Odishatv Bureau

Toronto: A Canadian Court has dismissed a plea of a Sikh extremist to return to Canada, who was deported to India for leading a team of militants in the 1984 hijacking of an Indian plane to Pakistan with 225 passengers.

Parminder Singh Saini, 48, application to return to Canada was dismissed by a federal court judge on February 9 because he is still deemed a threat to public security.

Saini, who formerly lived in Brampton, was deported to India in January 2010. A motion to allow him to return to Canada was filed on February 3.

Saini, at age 21 in 1984, was a member of the All India Sikh Students Federation, an organisation deemed a terrorist group in Canada.

Armed with a handgun, he led four militants in the hijacking of an Indian Airways jet that was travelling to Delhi from the city of Srinagar.

The aircraft was flown to Lahore in a drama that ended after a 17-hour standoff, with the hijackers surrendering to Pakistani authorities.

Twenty minutes after takeoff, according to court documents, Saini and another man stood up and pushed aside a female attendant.

The men walked to the front of the plane and Saini raised a handgun and fired.

He fired two or three more shots at the cockpit door injuring a flight engineer who was hit by a bullet.

The hijackers beat and stabbed two other crew members.

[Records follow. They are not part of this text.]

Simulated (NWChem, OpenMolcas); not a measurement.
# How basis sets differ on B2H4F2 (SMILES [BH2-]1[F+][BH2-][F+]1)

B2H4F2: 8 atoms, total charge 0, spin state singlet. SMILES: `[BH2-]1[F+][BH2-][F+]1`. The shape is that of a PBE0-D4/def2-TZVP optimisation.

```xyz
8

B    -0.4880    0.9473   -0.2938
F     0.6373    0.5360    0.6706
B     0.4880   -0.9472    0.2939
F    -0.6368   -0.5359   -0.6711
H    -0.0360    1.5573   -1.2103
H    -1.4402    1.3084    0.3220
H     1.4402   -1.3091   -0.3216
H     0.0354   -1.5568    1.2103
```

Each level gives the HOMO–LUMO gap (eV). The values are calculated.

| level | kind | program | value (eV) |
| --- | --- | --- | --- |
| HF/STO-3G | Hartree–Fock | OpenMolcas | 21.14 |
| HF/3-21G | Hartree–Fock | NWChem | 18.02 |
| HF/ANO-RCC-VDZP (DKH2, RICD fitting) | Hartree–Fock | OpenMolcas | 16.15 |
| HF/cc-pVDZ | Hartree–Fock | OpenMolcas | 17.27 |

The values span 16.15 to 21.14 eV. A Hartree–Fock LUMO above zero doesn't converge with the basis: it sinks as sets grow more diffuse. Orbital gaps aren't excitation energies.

Saini was sentenced to death in Pakistan, but the sentence was commuted to life imprisonment in 1988.

He was released in 1994 after having spent 10 years in prison and ordered to leave Pakistan.

He came to Canada on February 1995 using a phony passport and filed a refugee claim.

He graduated as a lawyer from the University of Windsor in 2007 but his application for admission to the Ontario bar was denied.